I’m going to keep this simple, let’s begin with the only two definitions you will need for today:  

Price: this is the stock price  

Earnings: this is earnings per share; earnings are the amount of profit that company produces

Let’s take a look at a fictional company XYZ:

Company XYZ’s stock price is $50, therefore Price = $50

The company earned $5 per share, therefore Earnings = $5

Calculating the P/E ratio is easy, just divide the stock price by the earnings:

P/E = $50/$5 = 10

The P/E ratio for company XYZ is 10.

Basically this tells you that in order to buy one share of XYZ you are paying 10 times what the company earned:

10 x $5 = $50

Is it better to buy stocks with low P/E ratios or with high P/E ratios? Here is Mr. Athanassakos's answer, "My own published research has shown that, historically on average, low P/E stocks have beaten high P/E stocks by about 12% in Canada, and in the United States depending on the market, by between 7% and 11%. Research by Louis K.C. Chan and Josef Lakonishok, published in 2004 in the Financial Analysts Journal, shows that low P/E stocks beat high P/E stocks by about 13% in EAFE (Europe, Australasia and Far East) markets."

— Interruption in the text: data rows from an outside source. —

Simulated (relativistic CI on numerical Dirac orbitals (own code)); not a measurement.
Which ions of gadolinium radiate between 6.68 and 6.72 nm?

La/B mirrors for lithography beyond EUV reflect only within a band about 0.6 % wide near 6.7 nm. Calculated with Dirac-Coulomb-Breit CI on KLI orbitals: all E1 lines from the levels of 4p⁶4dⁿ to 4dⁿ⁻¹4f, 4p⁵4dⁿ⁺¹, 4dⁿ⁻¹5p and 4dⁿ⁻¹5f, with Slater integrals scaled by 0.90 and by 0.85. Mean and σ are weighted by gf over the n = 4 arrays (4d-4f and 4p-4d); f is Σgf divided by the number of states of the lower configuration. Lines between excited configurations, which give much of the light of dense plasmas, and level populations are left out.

High growth stocks tends to have high P/E ratios, as we can see from the example below:

ViaSat Inc. (VSAT): 349
The Ultimate Software Group, Inc. (ULTI): 104
Glu Mobile, Inc. (GLUU): 115
Facebook (FB): 75
VMware, Inc. (VMW): 41

Mr. Athanassakos continues to discuss high growth stocks:

"U.S. research by Michael J. Cooper, Gulen Huseyin and Michael J. Shill, published by the Darden School of Business, looked at the stock performance of high growth firms and compared it with the performance of low growth growth firms over a period of 40 years. What they found was that low growth firms had an average return of 26%, while high growth firms returned a meager 4%. The low growth firms outperformed the high growth firms by a whopping 22% annually on average, over a 40 year period."

Conclusion:
Focus on quality stocks with low P/E ratios, and buy them when they are undervalued.